Tests fail often for different reasons
Describe the bug The tests occasionally fail when running with default settings. I have also observed the tests to hang indefinitely.
ERROR traitlets:client.py:568 Error occurred while starting new kernel client for kernel 95bf912a-0d9e-419a-8ae5-3b4fd9c31f6e: Kernel died before replying to kernel_info
ERROR traitlets:client.py:568 Error occurred while starting new kernel client for kernel fc8ac83e-1017-412a-95de-475b0d83c8ba: Kernel didn't respond in 60 seconds
None = NotebookResult(nb={'cells': [{'cell_type': 'code', 'execution_count': 1, 'metadata': {'execution': {'iopub.status.busy...'949777d72b0d2535278d3dc13498b2535136f6dfe0678499012e853ee9abcab1'}}}, 'nbformat': 4, 'nbformat_minor': 2}, error=None).error[0m
zmq.error.ZMQError: Address already in use (addr='tcp://127.0.0.1:39979')

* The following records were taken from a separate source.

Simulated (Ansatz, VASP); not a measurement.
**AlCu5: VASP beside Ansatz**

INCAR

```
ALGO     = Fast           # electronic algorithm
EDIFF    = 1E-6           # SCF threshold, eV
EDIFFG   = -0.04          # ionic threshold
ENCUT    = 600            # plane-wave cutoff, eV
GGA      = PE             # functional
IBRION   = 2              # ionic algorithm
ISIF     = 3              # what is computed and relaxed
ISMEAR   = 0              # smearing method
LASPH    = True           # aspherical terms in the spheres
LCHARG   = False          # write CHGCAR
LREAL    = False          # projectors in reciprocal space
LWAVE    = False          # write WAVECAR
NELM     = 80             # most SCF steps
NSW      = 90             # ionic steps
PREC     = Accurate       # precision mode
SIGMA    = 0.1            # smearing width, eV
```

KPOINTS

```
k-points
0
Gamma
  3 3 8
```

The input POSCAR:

^ it is a very bad idea to use ports >32k, since those are also used for outgoing TCP connections.
To Reproduce Steps to reproduce the behavior:
- Build and test nbmake using Nix (https://github.com/NixOS/nixpkgs)
Expected behavior No test errors.
Logs https://gist.github.com/FliegendeWurst/807356cbe8f273045a167198350e3d9c
This looks like a race condition due to using xdist with high parallelism. A workaround is to set --maxproccesses to something lower.
this def feels like something best worked around - for reference, we depend on nbclient and they depend on a stack of jupyter libraries that are not the most amenable to parallelism.
https://github.com/jupyter/nbclient
What degree of parallelism are you running with?
What degree of parallelism are you running with?
I was running the tests with 32 jobs, but I sometimes encountered the issue with 12 jobs too.
Not sure if there's been any update on this since @FliegendeWurst raised the original issue, but I can also confirm I'm seeing this regularly even with only 4 workers.